China seeks closer dialog with ASEAN

BEIJING (Agencies): China wants greater dialog with ASEAN nations, Foreign Minister Qian Qichen told his Indonesian counterpart Ali Alatas, while dismissing concerns over China's nuclear testing program.

During a meeting here late Wednesday, Qian said China attached great importance to its relations with the Association of Southeast Asian Nations (ASEAN), citing the grouping's role in promoting regional peace and stability.

Alatas, who arrived Wednesday for a three-day official visit, said Indonesia would continue to help coordinate and cement Sino- ASEAN relations.

ASEAN groups Indonesia, Malaysia, the Philippines, Singapore, Thailand and Brunei and will add Vietnam later this month.

The foreign ministers' two-hour talks also touched on Jakarta's concerns over China's nuclear testing program, but Qian stressed that Beijing had shown "great restraint" -- carrying out far fewer tests that the other declared nuclear powers had done in the past.

Alatas was scheduled to hold talks with premier Li Peng yesterday afternoon.

Meanwhile, in Canberra, Britain wanted to be included as a dialog partner in the ASEAN Regional Forum (ARF), Asia and the Pacific's main vehicle for security talks, Britain's high commissioner in Australia said yesterday.

"Britain ought to be an ARF dialog partner," High Commissioner Roger Carrick told reporters in Canberra.

He said the British government had pushed for inclusion at an informal level with some of the region's governments.

"There is some support for it around," he said.

The 18-member forum met for the first time in Bangkok in July last year.

The forum includes the ASEAN six, United States, Japan, South Korea, Australia, New Zealand, Russia, China, Canada, Papua New Guinea, Laos, Vietnam and the European Union.

The ARF holds its second major meeting to be attended by foreign ministers and defense ministers in Brunei from July 31 to Aug. 3.

Carrick said Britain's historical role in the region and its ability to help analyze the region's security problems meant it should be involved in the ARF.

Britain is still a member of the Five Powers Defense Arrangement (FPDA), along with Singapore, Malaysia, Australia and New Zealand. "But it's much more than the FPDA," he said.
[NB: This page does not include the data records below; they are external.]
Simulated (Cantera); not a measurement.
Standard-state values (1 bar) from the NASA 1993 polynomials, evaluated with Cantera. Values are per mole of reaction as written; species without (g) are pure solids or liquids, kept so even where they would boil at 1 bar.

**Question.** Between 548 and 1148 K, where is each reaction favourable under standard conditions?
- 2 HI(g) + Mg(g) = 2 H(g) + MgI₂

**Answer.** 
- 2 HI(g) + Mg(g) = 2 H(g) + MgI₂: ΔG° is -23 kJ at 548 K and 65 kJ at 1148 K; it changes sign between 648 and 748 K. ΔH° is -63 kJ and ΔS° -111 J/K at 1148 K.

"There is our historical role and the contribution that we can make in the analysis of the sort of security problems I mentioned," he said.

He was referring in particular to the dispute among China, Indonesia, the Philippines, Vietnam and others over the potentially oil-rich Spratly Islands in the South China Sea.

Carrick said he hoped the United States, Australia and others in the region supported Britain's push for dialog partner status, though there was not much support for Britain's push in Australia.

"We would hope for Australia's, the United States' and everybody else's support," he said.